Groundwork Ohio appreciates the bipartisan efforts in the Conference Committee to restore several critical investments in Ohio’s youngest children. Groundwork is also calling on Governor DeWine to utilize his veto authority to remove two harmful provisions to children that undermine their access to quality child care.

“We are appreciative of the Conference Committee’s recognition of the urgent need for child care and preschool by restoring $47 million of Senate cuts to the Governor and House’s proposed investments, ending state budget deliberations with $154 million in new investment for child care and preschool, $30 and $124 million respectively. This preschool investment is a strong commitment led by the Governor and bolstered by the House that will benefit more than 11,525 children. Unfortunately, the quality state-funded preschool and child care opportunities hang in the balance--and so we urge Governor DeWine to renew his commitment to quality care and ensure these new investments have the greatest return for children, families, and the State,” stated Shannon Jones, President & CEO.

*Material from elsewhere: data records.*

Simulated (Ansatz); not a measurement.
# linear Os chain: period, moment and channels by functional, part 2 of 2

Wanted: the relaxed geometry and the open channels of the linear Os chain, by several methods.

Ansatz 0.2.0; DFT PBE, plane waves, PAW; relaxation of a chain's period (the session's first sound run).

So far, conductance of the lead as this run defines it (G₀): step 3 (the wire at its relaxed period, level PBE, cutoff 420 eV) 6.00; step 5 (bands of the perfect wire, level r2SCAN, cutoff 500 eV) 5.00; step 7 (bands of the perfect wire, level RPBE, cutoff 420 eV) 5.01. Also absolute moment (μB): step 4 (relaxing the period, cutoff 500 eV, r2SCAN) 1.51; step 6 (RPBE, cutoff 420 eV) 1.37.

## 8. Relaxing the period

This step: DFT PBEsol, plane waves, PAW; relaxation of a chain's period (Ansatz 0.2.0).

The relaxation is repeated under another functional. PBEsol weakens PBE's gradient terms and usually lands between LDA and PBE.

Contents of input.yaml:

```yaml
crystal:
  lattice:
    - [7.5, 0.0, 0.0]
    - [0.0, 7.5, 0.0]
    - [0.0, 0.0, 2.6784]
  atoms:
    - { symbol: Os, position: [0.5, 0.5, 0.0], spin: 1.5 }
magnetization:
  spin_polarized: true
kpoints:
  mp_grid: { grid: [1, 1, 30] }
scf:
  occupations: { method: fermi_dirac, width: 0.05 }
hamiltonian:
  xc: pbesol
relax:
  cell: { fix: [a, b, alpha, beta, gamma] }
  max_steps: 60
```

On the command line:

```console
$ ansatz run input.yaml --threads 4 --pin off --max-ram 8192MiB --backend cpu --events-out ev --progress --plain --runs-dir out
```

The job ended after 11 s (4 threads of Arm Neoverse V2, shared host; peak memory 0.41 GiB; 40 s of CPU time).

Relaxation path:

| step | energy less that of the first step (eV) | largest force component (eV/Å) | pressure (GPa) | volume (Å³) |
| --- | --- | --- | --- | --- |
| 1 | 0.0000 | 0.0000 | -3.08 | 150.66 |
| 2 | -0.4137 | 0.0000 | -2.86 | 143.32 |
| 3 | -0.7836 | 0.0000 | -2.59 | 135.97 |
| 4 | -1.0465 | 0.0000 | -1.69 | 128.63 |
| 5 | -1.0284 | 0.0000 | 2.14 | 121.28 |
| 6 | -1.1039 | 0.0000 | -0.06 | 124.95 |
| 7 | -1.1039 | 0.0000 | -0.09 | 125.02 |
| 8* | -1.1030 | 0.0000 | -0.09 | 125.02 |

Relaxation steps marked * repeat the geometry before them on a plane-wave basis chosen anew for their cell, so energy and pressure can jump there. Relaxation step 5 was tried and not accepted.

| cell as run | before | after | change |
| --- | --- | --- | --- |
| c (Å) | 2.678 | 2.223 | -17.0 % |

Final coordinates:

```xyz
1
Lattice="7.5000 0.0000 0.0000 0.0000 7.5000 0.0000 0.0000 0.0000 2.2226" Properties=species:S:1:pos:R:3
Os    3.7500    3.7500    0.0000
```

New investments are not a sufficient downpayment on a future for Ohio’s child care system, as the state:

1) faces a massive cliff with the end of one-time federal funding,

2) serves no new children in publicly funded care, continuing to trail behind the rest of the nation as we only will now offer public support to a family of three making at or below $16.05 per hour when the average cost of infant care is well over $11,000 per year across the state, and;

3) fails to invest in the workforce behind the workforce who make on average $12.00 an hour.


Without intervention, research estimates project that 134,564 children in Ohio are expected to lose their child care and 2,111 Ohio child care programs will close as a result of the stabilization cliff as federal relief funds are spent down.


“We remain urgently concerned about our babies, toddlers, and their families. The stark reality is that Ohio’s child care system is no more stable with this budget today than yesterday, despite years of parents, professionals, and community leaders sounding the alarm—and the problem only gets worse."